Here's a thing to note: design your monsters and your encounters with your preferred outcome in mind.

It's not hard to create ridiculous things that do nothing but punish players and get them killed, but that isn't typically "fun" or even challenging. I want my players to win. 99% of the time I design encounters that will be challenging, but ultimately have a strong chance of the players succeeding, provided they make good use of their resources. Generally speaking, there's a 20-40% chance of failure and really only if the players miss very obvious things.

I want my players to have an enjoyable, tough encounter that helps move the story forward, so I design all my taps, monsters and so for around the concept that after the battle, the players had fun, felt challenged and the story moved forward.

Other than that, as was already said: trial and error. Sometimes things work out, sometimes they don't, but there is, IMO, far more "fudge room" (and I don't mean dice fudging) for error at higher levels, so if your first try is too hard, your players are more likely to be able to run away and live to fight another day; if your encounter is too weak, you'll see where you need to toughen things up next round.
 
Last edited:

Blue

Ravenous Bugblatter Beast of Traal
For high level battles that are meant to be more than just some attrition / resource usage, I throw away the concept of an encounter being about beating on each other until one side is dead as the victory condition. At high levels that's both trivial and something you've done extensively for 15+ levels already. Just inflating the numbers doesn't make it fresh.

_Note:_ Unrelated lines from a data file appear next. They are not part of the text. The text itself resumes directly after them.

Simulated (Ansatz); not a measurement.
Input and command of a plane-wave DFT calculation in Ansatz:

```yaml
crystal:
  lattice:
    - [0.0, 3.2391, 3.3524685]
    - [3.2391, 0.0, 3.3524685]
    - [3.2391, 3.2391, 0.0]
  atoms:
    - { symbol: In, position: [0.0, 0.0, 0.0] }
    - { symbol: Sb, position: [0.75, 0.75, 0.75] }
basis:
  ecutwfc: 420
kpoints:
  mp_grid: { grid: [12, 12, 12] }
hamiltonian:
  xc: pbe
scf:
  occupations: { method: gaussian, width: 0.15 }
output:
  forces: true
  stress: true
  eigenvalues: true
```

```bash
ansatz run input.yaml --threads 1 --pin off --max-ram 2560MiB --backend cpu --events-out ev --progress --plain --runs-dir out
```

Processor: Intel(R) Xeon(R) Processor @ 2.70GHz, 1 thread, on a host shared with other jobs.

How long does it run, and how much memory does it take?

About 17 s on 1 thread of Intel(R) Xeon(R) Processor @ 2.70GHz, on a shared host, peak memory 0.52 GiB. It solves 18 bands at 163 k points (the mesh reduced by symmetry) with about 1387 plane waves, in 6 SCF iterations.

But really, every time I get up to that point, it've because I've been running the party for literally years (my last three campaigns ran 5 years, 7 years, adn 4.5 years) so I know how to calibrate. If you told me "make a set up fun encounters for a random group of 16th level characters I would be out of my comfort zone. Of course, I don't like designing "generic" even at low levels - I have my list of character features so I can make sure I spotlight little used features occasionally and the like.
 

Brashnir2

First Post
generally speaking, the best way to tune encounters is by building them throughout the careers of your adventuring party. If you haven't run a campaign from the mid-levels up until the high levels, you'll struggle mightily to understand the PCs power level, but if you've run a campaign building up to the high level climax, you'll know where your party stands in relation to encounters.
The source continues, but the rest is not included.